The Business of Homelessness: My Container UK Ltd

On 30 August 2017 Martin McGrail and Stacy Reed incorporated My Container UK Ltd, which lists its business on the Companies House website as the ‘Construction of commercial buildings’, and for which they are both Directors: McGrail the Managing Director, Reed the Operations Director.

The following year, on 4 June 2018, they incorporated Gorilla Holdings Ltd, for which they are the two Directors, with an equal share of the 100 shares. Its business is listed by code 64209, which is a company primarily engaged in holding or owning securities of other companies for the purpose of controlling their activities.

On the same day McGrail and Reed incorporated another one of these other companies, UK Land & Assets Ltd, which lists its business as ‘Other letting and operating of own or leased real estate’, and for which, once again, they are the two Directors.

The following day, 5 June 2018, they also incorporated Brass Monkey Brewery Ltd, which lists its business as ‘Public houses and bars’, and for which they are two of the four Directors. In December 2018 the company opened a craft ale and artisan gin bar opposite both Hillsborough Park, which hosts a large inner-city music festival, and Hillsborough Stadium, the home to Sheffield Wednesday FC. Of the other two Directors, one is Robert Johnson, the Labour councillor for the Hillsborough ward who sits on the Council’s Healthier Communities and Adult Social Care Scrutiny and Policy Development Committee, and is also the council’s representative on the Together Housing Local Panel.

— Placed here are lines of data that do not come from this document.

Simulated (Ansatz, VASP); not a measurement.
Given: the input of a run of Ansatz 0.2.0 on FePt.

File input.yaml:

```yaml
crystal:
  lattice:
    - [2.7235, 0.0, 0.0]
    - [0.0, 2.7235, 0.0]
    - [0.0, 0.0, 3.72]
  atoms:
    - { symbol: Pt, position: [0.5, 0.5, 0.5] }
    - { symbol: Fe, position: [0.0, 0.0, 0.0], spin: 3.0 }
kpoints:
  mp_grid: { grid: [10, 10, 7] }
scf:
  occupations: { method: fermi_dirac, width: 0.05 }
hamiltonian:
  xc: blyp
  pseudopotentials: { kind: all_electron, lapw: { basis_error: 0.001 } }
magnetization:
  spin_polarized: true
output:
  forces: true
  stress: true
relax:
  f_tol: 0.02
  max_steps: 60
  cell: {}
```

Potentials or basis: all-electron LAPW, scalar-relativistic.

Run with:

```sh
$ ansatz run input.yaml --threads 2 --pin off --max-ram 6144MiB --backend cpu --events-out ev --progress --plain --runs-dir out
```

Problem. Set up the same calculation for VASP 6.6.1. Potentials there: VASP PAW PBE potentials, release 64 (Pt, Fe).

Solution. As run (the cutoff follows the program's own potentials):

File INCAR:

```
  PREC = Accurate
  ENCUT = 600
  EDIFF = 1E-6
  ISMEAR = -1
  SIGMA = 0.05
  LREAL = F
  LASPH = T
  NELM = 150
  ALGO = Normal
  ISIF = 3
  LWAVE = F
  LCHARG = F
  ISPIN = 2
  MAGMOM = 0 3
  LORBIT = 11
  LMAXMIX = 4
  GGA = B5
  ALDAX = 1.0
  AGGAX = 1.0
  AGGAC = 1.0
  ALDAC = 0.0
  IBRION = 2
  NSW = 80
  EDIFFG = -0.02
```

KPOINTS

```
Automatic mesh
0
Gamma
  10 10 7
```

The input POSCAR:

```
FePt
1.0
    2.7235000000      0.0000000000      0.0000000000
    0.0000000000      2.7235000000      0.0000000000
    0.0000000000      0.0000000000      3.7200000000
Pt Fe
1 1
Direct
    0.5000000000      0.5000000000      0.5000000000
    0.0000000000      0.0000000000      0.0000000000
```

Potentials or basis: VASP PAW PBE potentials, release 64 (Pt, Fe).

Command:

A month before the bar opened, on 7 November 2018, McGrail and Reed additionally incorporated My Sleeper Ltd, a subsidiary of My Container UK Ltd, which also lists its business as ‘Construction of commercial buildings’. Once again they are the two Directors, although Reed resigned on 24 January 2019, the same day he also resigned from Gorilla Holdings Ltd, presumably because that same month Reed took up an appointment as Construction Manager at FM 247 Group (UK) Ltd.

All five of these companies list the same address: Suite 4G, Goods Wharf, Goods Road, Derbyshire, Belper, England, DE56 1UU.

On the My Container UK website the My Sleeper container system is called ‘a housing solution for the homeless’. In the promotional video (above) from an open day held in Sheffield City centre in September 2018, Reed explains that the My Sleeper containers would be located on brownfield land awaiting development then moved off when the land became ready to develop. The leases given to occupants would therefore be short term, as the company conceives of the Sleeper container as a stepping stone to the private rental market. He asks Sheffield City council to free up such land for the construction of these containers.

Standard ISO shipping containers are 8ft (2.43m) wide, 8.5ft (2.59m) high and 20ft (6.06m) long. The cost of turning them into homes is £10,000-12,000 per container completed up to the Decent Homes Standard, with second containers with additional bedrooms for the same household, bolted on to the primary container holding the kitchen and bathroom, costing an additional £8,000-£10,000. Although Reed pointedly refers to the containers as ‘affordable housing’, he doesn’t say whether their construction would therefore be available for Government subsidies. Each unit is for sale outright to the council, or My Container UK Ltd will fund the total supply, installation and management in exchange for what their website refers to as ‘suitable sites and needs’. No figures have been forthcoming on what rent My Sleeper Ltd would charge occupants, and the question isn’t raised in the list of FAQ on the My Container UK website; but Reed says this would be covered by Housing Benefit, and therefore paid by the UK Government rather than Sheffield City council, who would only need to supply the land.

Another open day was held in Sheffield in January 2019, and offering their support on the promotional video to My Sleeper containers as a solution to the city’s homelessness were Councillor Jim Steinke, the Labour Cabinet Member for Neighbourhood and Community Safety and the council’s representative on the Sheffield Health and Wellbeing Board; Councillor Ben Curran, who is Sheffield City council’s representative on SIGOMA, the Special Interest Group of Municipal Authorities in the northern, midland and south-coast regions of England; and Richard Eyre, Head Of City Centre Management, CCTV, Markets and Events at Sheffield City council. On 14 September last year, Councillor Robert Johnson, one of the Directors of Brass Monkey Brewery Ltd, promoted the Sleeper container systems on his Twitter account with a photograph of Steinke, Eyre and Reed standing in front of one of the containers.

In the last financial year alone, English councils spent £937 million on temporary accommodation for homeless households. Over the past five years they have spent a total of £3.87 billion for temporary accommodation. However, since most of the rental income on this temporary accommodation was paid by Housing Benefit, councils only bore 21.4 per cent of these costs. The Housing Benefit bill for the whole of the UK for 2018-19 is estimated to be £23.4 billion, with 4.6 million recipients paid an average of £5,035 each. This represents 2.9 per cent of total public spending and 1.1 per cent of national income. Even allowing for the expenditure on Housing Benefit in Wales, Scotland and Northern Ireland, these figures show that the vast bulk of this public expenditure, at least £23 billion per year, is going into the pockets of private landlords. This is the business of homelessness.